The Mass Debate
This was an open Q&A session chaired by Jono and with 4 open source luminaries, actually 3 open source luminaries and one guy from Microsoft. The panel members were Chris DiBona ofGoogle, Nat Friedman of Novell, Becky Hogge from the Open Rights Group and Mr X from Microsoft. Unfortunately I did not catch the guy from Microsoft’s name but he described himself as an evangelist, which was kind of ironic given that Alan Cox’s talk earlier was saying how Open Source people used to shun the word marketing and talk about being an evangelist but now big corporations were catching on so it was becoming a dirty word.
As you might expect the guy from Microsoft got quite a “shoeing” particularly in relation to the Open XML standard and he played it quite well. When the question or sometimes the speech masquerading as a question was on the whole pretty rhetorical he would just smile and not comment.
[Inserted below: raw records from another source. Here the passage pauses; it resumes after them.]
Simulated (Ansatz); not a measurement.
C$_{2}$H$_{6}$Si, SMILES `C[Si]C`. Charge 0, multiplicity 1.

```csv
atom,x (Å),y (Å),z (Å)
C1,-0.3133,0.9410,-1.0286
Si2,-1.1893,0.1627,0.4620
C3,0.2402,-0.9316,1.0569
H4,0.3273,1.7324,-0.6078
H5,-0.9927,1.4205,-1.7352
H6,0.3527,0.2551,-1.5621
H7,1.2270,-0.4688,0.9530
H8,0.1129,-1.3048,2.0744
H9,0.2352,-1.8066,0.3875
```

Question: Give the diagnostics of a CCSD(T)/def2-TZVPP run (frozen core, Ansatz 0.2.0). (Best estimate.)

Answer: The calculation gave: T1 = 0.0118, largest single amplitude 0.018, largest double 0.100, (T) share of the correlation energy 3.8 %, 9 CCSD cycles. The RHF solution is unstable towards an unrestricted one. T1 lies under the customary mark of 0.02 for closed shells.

Other topics included the panel’s views on the the BBC’s decision not to provide the iPlayer for any other platform than windows initially. On the whole they saw it as a poor decision but all said the way to get something done was to engage in dialog with the organisation rather than trying to do some sort of boycott. An interesting comment from Nat Friedman was that these large corporations are not monoliths and there may well be people in the organisation that have closer sympathies to your position. You should find these people out and enter a dialog with them.
Nat Friedman also made an interesting comment about the future of the Linux desktop and how as more applications go to the web the underlying platform in a sense becomes less important and this could be the point where Linux starts to gain real ground in the market, which has a certain irony about it. However he also suggested that this could mean the Linux desktop will go in some new direction providing a user experience that the web can’t provide.
On the whole it was a reasoned and fun debate.
The final session of the day was from Chris who is Google’s code manager, responsible for licence compliance, releasing google code and the Summer of Code.
After some entertaining slides about the hardware Google used over the years he went on to explain that the main reason Google use FLOSS is because they want always to be master of their own destiny and not beholden to any other software provider.
He finished by explaining how the Summer of Code works from both the students’ side and the projects’ side.
Chris is a really entertaining speaker and clearly very knowledgeable across a range of FLOSS issues.